The rising cost of raw materials is the single most difficult challenge facing industrial concerns in Ghana today.
Although consumer price inflation, buoyed by the good performance of the food basket in the country, has been contained within a single digit range over the longest period of time in the country’s history, prices received at the shop floor for goods and services produced (also known as the producer price index) have been rising.
This lends credence to the high cost of raw materials being the highest challenge industries are contending with, as indicated by the Business Barometre Survey report for the first quarter of the year.
This challenge knocked the other challenge, ‘access to credit’, to the third place, which for the better part of last year, including the last quarter, dominated industry’s list as the most challenging factor hindering their operations.
The study, which is conducted by the Association of Ghana Industries (AGI) every quarter, helps to gauge the current business environment and scans expectations for the foreseeable future. The survey also found out that high level of taxation in the country was also a hindrance to smooth operations in the country.
Other factors identified by industries and their owners in order of priority are high utility prices, low purchasing power, cost of credit, lack of markets, competition from imported goods, lack of finance and delayed payments.
The report, however, captured many businesses recovering from their previous pessimistic outlook about the business and economic fortunes of the country, as the Business Barometre Indicator, which measures business confidence relative to current performance, had 65.2 per cent of businesses being optimistic that things would get better in the year.

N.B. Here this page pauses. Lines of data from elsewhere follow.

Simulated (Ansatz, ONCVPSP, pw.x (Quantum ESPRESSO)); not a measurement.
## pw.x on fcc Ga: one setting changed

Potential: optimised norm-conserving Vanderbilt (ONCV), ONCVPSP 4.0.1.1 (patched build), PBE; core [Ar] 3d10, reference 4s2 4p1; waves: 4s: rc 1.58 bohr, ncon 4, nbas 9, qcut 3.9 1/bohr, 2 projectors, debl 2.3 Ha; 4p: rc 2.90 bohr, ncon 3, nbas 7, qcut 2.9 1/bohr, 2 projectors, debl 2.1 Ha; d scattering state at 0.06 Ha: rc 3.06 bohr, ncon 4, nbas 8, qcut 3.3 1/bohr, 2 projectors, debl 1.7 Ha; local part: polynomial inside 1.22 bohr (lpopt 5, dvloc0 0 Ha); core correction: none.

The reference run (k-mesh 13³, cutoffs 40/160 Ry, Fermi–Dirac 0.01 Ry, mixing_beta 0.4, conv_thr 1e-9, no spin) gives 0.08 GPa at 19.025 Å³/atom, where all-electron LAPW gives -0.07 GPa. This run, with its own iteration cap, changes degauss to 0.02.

This compares favourably with the previous quarter’s (2010 quarter four) 58 per cent of businesses who were optimistic about better fortunes in the year. Another 25.6 per cent of the people said the horizon would remain the same, while nine per cent said it would actually be a worse year.
The Executive Director of the AGI, Mr Seth Twum-Akwaboah, who presented the results, explained that the list of challenges was a reflection of what industry perceived about the economic environment and that the high expectation was anchored on a number of factors, including the start of revenue inflows from the oil and gas sector.
He said, however, that the government should revise its tax rates and regime to ensure that they were not inimical to the operations of the private sector and industries in particular.
Mr Twum-Akwaboah added that the implementation of the Single Spine Pay Policy (SSPP), which would boost disposable incomes and consumption, as well as the payment of arrears to contractors, was part of the reasons why businesses were much more optimistic in the year than they were in the last quarter of last year.
In the sectoral analysis, agriculture had access to credit as its topmost challenge, followed by lack of market and the high cost of raw materials.
Commenting on the results, the President of the AGI, Nana Owusu Afari, called on the government not to pay lip-service to agriculture any longer but channel all the resources there to ensure that the entire value chain was properly explored.
“At AGI, we think that manufacturing and processing, especially agro-processing, should be the way to go for the economy and we should support it and halt the huge importation of food items such as fruit juices and other processed food,” he stated.